We did this project over the winter, but I'm finally getting around to posting it up. I've spent years looking at other people's posts as I undertook different projects on the boat so I hope this may help some of you and give you some ideas.
My parents bought this boat new in 97 and we'll turn over 1500 hours on it this summer. Over the last 15 years we've added a ballast system, a tower, and upgraded the stereo. We took good care of it but 15 years of scratches, dings and wear were starting to show. We decided it was time to do a refresh and really didn't realize what we were getting ourselves into. There was a massive amount of time put into this project and in the end we had fixed the gelcoat blemishes, wetsanded and buffed the entire boat, replaced the steering assembly, painted the trailer, replaced the bunks, added a new boat buddy and boat buckle straps, and repainted the window frame. Plenty of other small repairs were done as well. I hope you enjoy the pictures.
Stripped down and ready to get to work
A small look at the type of damage we were dealing with. Nothing major, but small stuff all over the boat.
We got the gel coat from gel coat products in Seattle, the only place that had Sanger colors.
It's very nerve wracking taking sandpaper to your boat for the first time. I got used to it, but by the time I worked through all the grits to get it smooth again my shoulders were killing me.
We used aqua buff 1000 and 2000 for buffing. This project is the extent of my experience, but I was happy with how it worked and would use it again.
It was nice to see it start shine again.
Newly painted window frame. If you disassemble your window make sure to mark it well, it was quite the puzzle fitting it all back together.
The original steering cable that was used on our boat was discontinued, so we were forced to replace the entire helm assembly to fit a new cable. We had tried to retrofit a cable to fit on the original helm a few years back but the steering was never perfect and it quickly tightened up. With this new setup we're back to one finger turns. This is asked about pretty often by Sanger owners so I thought I'd put plenty of pics up. You'll also notice the three switches on the right side of the wheel which we added for our custom ballast sysem. We did our best to make them look stock.
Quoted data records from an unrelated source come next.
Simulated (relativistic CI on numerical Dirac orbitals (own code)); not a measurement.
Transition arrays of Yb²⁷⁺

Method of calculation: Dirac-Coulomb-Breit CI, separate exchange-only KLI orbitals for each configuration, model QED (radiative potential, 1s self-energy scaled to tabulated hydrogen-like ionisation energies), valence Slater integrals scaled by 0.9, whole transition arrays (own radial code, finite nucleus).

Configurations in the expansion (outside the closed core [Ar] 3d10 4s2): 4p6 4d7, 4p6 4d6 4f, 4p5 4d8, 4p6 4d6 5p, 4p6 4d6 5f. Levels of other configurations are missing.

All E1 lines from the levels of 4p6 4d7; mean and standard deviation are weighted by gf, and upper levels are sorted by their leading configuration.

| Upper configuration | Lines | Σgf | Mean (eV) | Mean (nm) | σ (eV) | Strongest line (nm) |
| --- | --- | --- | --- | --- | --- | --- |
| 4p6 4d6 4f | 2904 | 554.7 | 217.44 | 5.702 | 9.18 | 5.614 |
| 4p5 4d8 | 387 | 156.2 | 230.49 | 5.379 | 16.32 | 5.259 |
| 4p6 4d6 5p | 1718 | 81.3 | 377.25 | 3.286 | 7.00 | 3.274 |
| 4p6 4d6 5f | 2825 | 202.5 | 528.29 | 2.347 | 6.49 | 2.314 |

We made this plate to fit the new helm and blend in with the rest of the dash.
My dad, a lifetime farmer, came up with the method for getting the boat set up on blocks and then back on the trailer. I thought WW might get a laugh out of the setup.
Seeing the boat hanging like this made me REALLY nervous.
The straps were connected to vehicles to hold the boat in place as we backed the trailer under the boat again. Big sigh of relief from me at this point.
The trailer with a fresh coat of paint, new bunks and carpet, and boat buckle straps added on. New boat owners may take these for granted but after 15 years of taking straps on and off the back it really makes me smile ever time I cinch these things up.
So there she is minus the rub rail, which we weren't expecting to replace. Like many other parts on this boat the original had been discontinued, so we went to the newer stainless rubrail and I love it. And if you're wondering what the PVC pipe over the ski pole is that's our "tusk" which we rest the tower on when it folds down. This was of course dad's idea, since PVC pipe is only slightly down the list from duct tape, WD40, and baling wire when it comes to standard farm repair materials.
And there she is after a day on the lake. It's hard to tell from the pic but we did give the teak some much needed love. Also my brother hit the side decal with some acetone which is why it's a bit faded. I still haven't quite forgiven him... Can anyone make a duplicate?
It was a lot of work, but we are thrilled with the results and couldn't be happier with our Sanger. That being said, I hope I never have to do any type of gel coat work again. If you think having someone do gelcoat repair on your boat is spendy, it's only because you haven't tried it yourself. What a tremendous pain in the ass!